In April 2004, he finally fulfilled his dream and, after paying £18,000 at a local dealership, drove home in a shiny, untouched Hi-Lux double-cab kitted out in GX form, the middle trim in a range of three. This came complete with a healthy amount of modern equipment, though it omitted the alloys, wheelarch flares and leather interior of the top VX trim. These weren’t in keeping with Mitch’s very clear ideas on styling anyway, however, so the GX was very much the right choice for him.

Another reason for steering clear of the VX was that at the time it could only be ordered with either two-tone or solid silver paintwork. Mitch wanted a truck in brilliant black, and that’s exactly what he got – and as you can see, it’s the way he’s kept it ever since.

Something else you’ll see is that while its paintwork may have stayed the same (and impressively so) since the day Mitch drove it home, plenty of other things about the Hi-Lux have become radically different. Having always been more of a fan of utility vehicles than cars, Mitch was particularly influenced by the huge visual impact of monster trucks, though he also liked the look of their remote-control counterparts. ‘I liked the idea of having a big wheel with a low-profile tyre,’ he explains, ‘and remote control cars always have wheels that in real life would just be too large to fit. As far as possible, I wanted to recreate that look in a full sized vehicle.’

Nevertheless, Mitch admits that little planning actually went into his Hi-Lux, with the vehicle adopting its highly distinctive looks through a series of modifications over a long period. The first of these was the replacement of the cloth seats and standard door trims with a full leather interior, trimmed out by an independent specialist. However, it wasn’t long before Mitch’s focus inevitably shifted to the vehicle’s exterior.

Here, his first alteration was to put on ‘the biggest wheels available for a standard suspension,’ which meant a tyre size of 31x10.50R16s. This was soon followed by a chrome front A-bar, a three-inch diameter roll bar and a set of stainless steel tubular side steps, fitting much closer to the vehicle’s body, to replace the standard aluminium units.

Although such adjustments gave the Hi-Lux a lot more visual impact, Mitch still wasn’t completely satisfied. He knew he wanted ‘something very special’ – but, as his next decision reveals, he didn’t yet have the rugged look of an off-roader in his mind’s eye.

‘I was unsure whether to lift or lower the suspension,’ he explains. ‘Eventually, I decided to give it a lift, because I felt that lowering it would make it very awkward to get it exactly how I wanted.’

Opting to do the work himself on his driveway, Mitch fitted a 4.5” body lift using spacers from LA Supertrux, along with a 1.5” Pro-Comp suspension lift from Explorer UK. Now with the kind of image that would give most boy racers nightmares, he decided to enhance his truck’s mean, moody looks even further by dispensing with the standard bumper and replacing it with a polished alloy model from TJM. The 4500lb winch this supports is from Australian company Ox Recovery, though Mitch admits that this is more for visual effect than recovering anything.
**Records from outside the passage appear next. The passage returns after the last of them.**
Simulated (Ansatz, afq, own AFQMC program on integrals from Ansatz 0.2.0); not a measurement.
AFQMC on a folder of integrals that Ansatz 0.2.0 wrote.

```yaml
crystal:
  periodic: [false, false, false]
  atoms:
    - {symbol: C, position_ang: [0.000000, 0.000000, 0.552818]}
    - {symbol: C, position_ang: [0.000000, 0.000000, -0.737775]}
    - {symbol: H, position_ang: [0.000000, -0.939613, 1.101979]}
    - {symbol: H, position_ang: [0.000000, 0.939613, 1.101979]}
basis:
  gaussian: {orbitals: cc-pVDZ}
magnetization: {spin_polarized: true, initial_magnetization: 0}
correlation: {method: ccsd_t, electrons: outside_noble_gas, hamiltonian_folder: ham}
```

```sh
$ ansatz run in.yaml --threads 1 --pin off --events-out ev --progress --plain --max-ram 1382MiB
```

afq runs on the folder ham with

‘The vehicle stays on tarmac 99% of the time,’ he says. ‘Grass verges and flat green fields are the limit of its requirements in this department.’ Considering that he has spent the best part of £6000 on accessories for a vehicle he bought brand new, such caution is completely understandable. ‘I often tell people that I would have bought an old banger if I just wanted to tear up and down hills.’

With far more of an emphasis on off-road looks than off-road ability, Mitch decided to add four overhead lights along with a set of cheap KC covers, bought at the British Indoor 4x4 Show during its Donington days. In spite of being an unknown quantity in a genuine off-road environment, there’s little doubt that Mitch has succeeded in his aim of producing an attention-grabbing vehicle that looks like it could do way more than he’s ever tried with it.

‘Even when you’re at the local garage and you’re coming out after paying for fuel, it’s not unusual to find someone with a camera phone taking photos. I think it’s very nice. I don’t tend to ignore them if I can help it, I’ll often go over and have a chat.’

As Mitch now owns a work van, he describes the Hi-Lux as being almost entirely for recreational purposes. He has, however, still ensured that the truck, once designed solely for a working existence, retains a degree of functionality. To this end, in the bed, he has fitted a protective polyurethane Aero bedliner, which he considers to be particularly useful when carrying heavy loads, as it includes its own tie hooks.

Even though his Hi-Lux may sit much higher in the air than standard models, Mitch has still considered the fuel consumption benefits of having a more aerodynamic vehicle and decided to achieve this by removing the tailgate and replacing it with a net. Also in the back is an aluminium toolbox that had to be fitted backwards due to the awkward positioning of the roll bar. This contains, among other things, two deckchairs and a large umbrella to allow Mitch and his partner of 25 years, Janet, to relax outdoors because ‘you never know when you’ll want to just sit outside and chill.’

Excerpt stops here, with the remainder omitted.